A debt is created when a creditor agrees to lend a sum of assets to a debtor. In modern society, debt is usually granted with expected repayment; in many cases, plus interest. Historically, debt was responsible for the creation of indentured servants.
Out-of court restructurings, also known as workouts, are increasingly becoming a global reality. A debt restructuring is usually less expensive and a preferable alternative to bankruptcy. The main costs associated with a business debt restructuring are the time and effort to negotiate with bankers, creditors, vendors and tax authorities. Debt restructurings typically involve a reduction of debt and an extension of payment terms.
In the United States, small business bankruptcy filings cost at least $50,000 in legal and court fees, and filing costs in excess of $100,000 are common. By some measures, only 20% of firms survive Chapter 11 bankruptcy filings.
Debt-for-Equity Swaps
In a debt-for-equity swap, a company's creditors generally agree to cancel some or all of the debt in exchange for equity in the company.
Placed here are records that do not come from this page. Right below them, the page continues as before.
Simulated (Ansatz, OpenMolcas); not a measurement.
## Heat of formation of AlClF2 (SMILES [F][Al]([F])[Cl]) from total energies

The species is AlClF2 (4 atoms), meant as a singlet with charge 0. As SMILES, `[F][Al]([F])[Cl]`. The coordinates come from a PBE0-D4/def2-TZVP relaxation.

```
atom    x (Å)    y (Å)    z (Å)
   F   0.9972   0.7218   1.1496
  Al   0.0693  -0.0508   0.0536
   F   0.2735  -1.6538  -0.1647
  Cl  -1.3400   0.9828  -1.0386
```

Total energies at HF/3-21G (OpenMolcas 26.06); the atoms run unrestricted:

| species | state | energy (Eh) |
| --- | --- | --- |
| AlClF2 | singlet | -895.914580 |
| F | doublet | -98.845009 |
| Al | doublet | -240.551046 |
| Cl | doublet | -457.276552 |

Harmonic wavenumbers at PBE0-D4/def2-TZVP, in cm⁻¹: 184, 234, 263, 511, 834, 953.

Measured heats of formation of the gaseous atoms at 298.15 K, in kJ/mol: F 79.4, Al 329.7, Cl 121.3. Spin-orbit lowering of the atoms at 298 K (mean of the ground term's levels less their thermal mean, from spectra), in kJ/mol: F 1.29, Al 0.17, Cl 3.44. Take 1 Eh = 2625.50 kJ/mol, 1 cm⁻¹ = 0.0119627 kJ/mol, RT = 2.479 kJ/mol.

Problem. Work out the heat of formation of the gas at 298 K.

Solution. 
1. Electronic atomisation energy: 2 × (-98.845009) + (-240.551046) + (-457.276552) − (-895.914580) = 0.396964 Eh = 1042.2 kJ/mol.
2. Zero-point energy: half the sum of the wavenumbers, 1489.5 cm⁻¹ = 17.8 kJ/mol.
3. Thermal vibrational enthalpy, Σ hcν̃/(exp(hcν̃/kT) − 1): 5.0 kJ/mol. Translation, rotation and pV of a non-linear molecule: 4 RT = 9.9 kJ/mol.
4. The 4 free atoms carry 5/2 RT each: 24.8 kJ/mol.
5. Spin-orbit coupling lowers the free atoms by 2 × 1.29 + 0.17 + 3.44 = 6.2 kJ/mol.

Debt for equity deals often occur when large companies run into serious financial trouble, and often result in these companies being taken over by their principal creditors. This is because both the debt and the remaining assets in these companies are so large that there is no advantage for the creditors to drive the company into bankruptcy. Instead the creditors prefer to take control of the business as a going concern.
As a consequence, the original shareholders' stake in the company is generally significantly diluted in these deals.